Now that I have your attention, I will put on my dog and pony show. By that I mean I will nudge you in the direction of using options in your portfolio. I admit I am biased towards options.
As mature grown traders, we realize options are not the end all be all. They are merely a financial tool that can assist you in achieving your ultimate wealth building goals. Or, at the minimum, preserving your current wealth.
This article isn't intended to be a course on option trading. It is intended to present a specific strategy that just may be appropriate for the type of market that exists today. The specific strategy is something called covered call writing.
Can you actually get rich writing covered calls? The answer lies in the fact that you can make a ton of money with any option strategy as well as lose your trading principal. Option writers are eternally optimistic the path they chose is always the correct path.
We think like that because options are not only powerful but flexible. They allow a trader to achieve a mountain of leverage, make sometimes insane profits whether the market is going up, down or standing still.
They even minimize risk and reduce exposure to the market without giving up gains. The cold hard facts also say options produce greater income than many mutual funds.
The wonderfulness of the Internet is the amount of information available on any topic including options. Fortunately for traders websites exist that offer free training that is extremely intensive. The underlying idea behind offering free is the trader will open an account with the giver or buy the giver's books or DVDs or attend their pricey seminar.
For our purposes we won't do any of that. We'll take the free information, digest it and refine our own option trading strategy. When I was an active stock broker, the firm gave me all the information I needed to be an option guru. That same level of information is available on the Internet.
A note of caution. I am not implying every website with option trading information is above board. You have to do your due diligence as there are a few that over-promise then under-deliver.
This preamble is getting too long. Let's move into the covered call strategy. First, the definition.
A covered call is an options trading strategy which seeks to make a monthly income by selling call options against existing stock holdings.

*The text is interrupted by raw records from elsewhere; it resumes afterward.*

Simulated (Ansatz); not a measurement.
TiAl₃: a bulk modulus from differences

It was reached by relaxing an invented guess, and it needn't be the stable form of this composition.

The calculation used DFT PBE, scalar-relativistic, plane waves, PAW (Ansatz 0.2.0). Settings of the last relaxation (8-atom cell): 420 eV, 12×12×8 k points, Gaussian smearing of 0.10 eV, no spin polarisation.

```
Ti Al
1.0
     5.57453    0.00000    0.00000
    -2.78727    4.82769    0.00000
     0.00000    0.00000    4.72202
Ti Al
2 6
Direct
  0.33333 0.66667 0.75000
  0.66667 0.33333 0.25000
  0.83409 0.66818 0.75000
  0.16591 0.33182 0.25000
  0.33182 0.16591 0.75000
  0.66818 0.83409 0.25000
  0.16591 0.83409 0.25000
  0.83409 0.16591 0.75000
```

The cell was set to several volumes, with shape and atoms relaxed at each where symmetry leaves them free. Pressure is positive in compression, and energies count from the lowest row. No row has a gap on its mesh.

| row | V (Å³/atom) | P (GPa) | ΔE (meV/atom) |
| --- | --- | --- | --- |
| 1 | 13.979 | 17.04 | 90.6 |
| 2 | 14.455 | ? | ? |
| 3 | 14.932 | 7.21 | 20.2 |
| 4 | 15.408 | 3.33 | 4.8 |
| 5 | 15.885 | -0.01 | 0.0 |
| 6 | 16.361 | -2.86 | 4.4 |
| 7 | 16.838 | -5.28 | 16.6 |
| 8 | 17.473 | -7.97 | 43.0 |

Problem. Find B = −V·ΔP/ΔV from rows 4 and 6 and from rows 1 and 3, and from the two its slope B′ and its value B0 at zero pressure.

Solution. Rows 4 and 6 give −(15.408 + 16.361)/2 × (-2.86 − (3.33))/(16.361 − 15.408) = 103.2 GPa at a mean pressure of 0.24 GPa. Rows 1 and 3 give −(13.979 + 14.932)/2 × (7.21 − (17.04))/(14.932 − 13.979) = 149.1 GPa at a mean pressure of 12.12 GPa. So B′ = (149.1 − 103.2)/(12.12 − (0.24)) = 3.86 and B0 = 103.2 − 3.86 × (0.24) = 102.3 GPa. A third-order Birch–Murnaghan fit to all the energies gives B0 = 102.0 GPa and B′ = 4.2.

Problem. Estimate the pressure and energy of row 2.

You may have heard it called a covered buy write or a covered call write. Call it what you will because you won't change the fact it is the options trading strategy most widely taught. It is easy to learn and easy to execute.
The question becomes, when do I use a covered call? The answer becomes when you want to hold onto your position while making an income from it. Some people use it to protect their equity when the stock experiences a slight correction or short term drop in price.
You can consider it rent. You are renting out your shares when the market, in the words of the analysts, is stagnant. The premium you receive is the rent. For traders who hold long term stock positions the rent is the icing on the cake.
A covered call consists of simply writing 1 out of the money contract for every 100 shares of the underlying stock you own. The math is extremely basic. If you have 500 shares, you write 5 out of the money call contracts for example.
Please notice you are writing against shares you already own. You are hedging. You are making money. In this market you might be making a lot of money. I don't know that for sure but screen your portfolio and see what you can do with it.
If you are an options trader you know about strike price. The obvious question is at what strike price do I write my options?
The answer depends on your outlook on the performance of the stock. Read that again. The answer depends on your outlook. Your research and analysis should tell you which strike price works best. You do know your stock, right?
This isn't necessarily the correct answer in your particular situation but it is a fast rule of thumb and a quick way to determine the strike price. Write the call options on the price you expect the stock to peak at.
A fast tutorial on premium for covered call writers. If you already know this information, thank you for reading this far. If you want a refresher or don't know this information, it is offered for your knowledge bank.
The further out of the money the call options are written, the more opportunity there is for the stock to go upwards. This time frame also lowers the premium you will receive on the written call options. You will maximize your profit potential but lessen the profit received if the stock remains stagnant or goes down.
The nearer the money the call options are written, reduces the time for the stock to go upwards. Your premium will be higher from the call options themselves. However, the maximum profit potential decreases but, as a sort of compensation, the profit received if the stock remains stagnant as well as the protection received when the stock goes down becomes higher.
This isn't the only options trading strategy by any means. It is one you may wish to place in your quiver right next to credit spreads or straddles or whatever strategy you decide is right for you. Remember, wise and prudent use of options trading strategies can become one of your wealth building tools.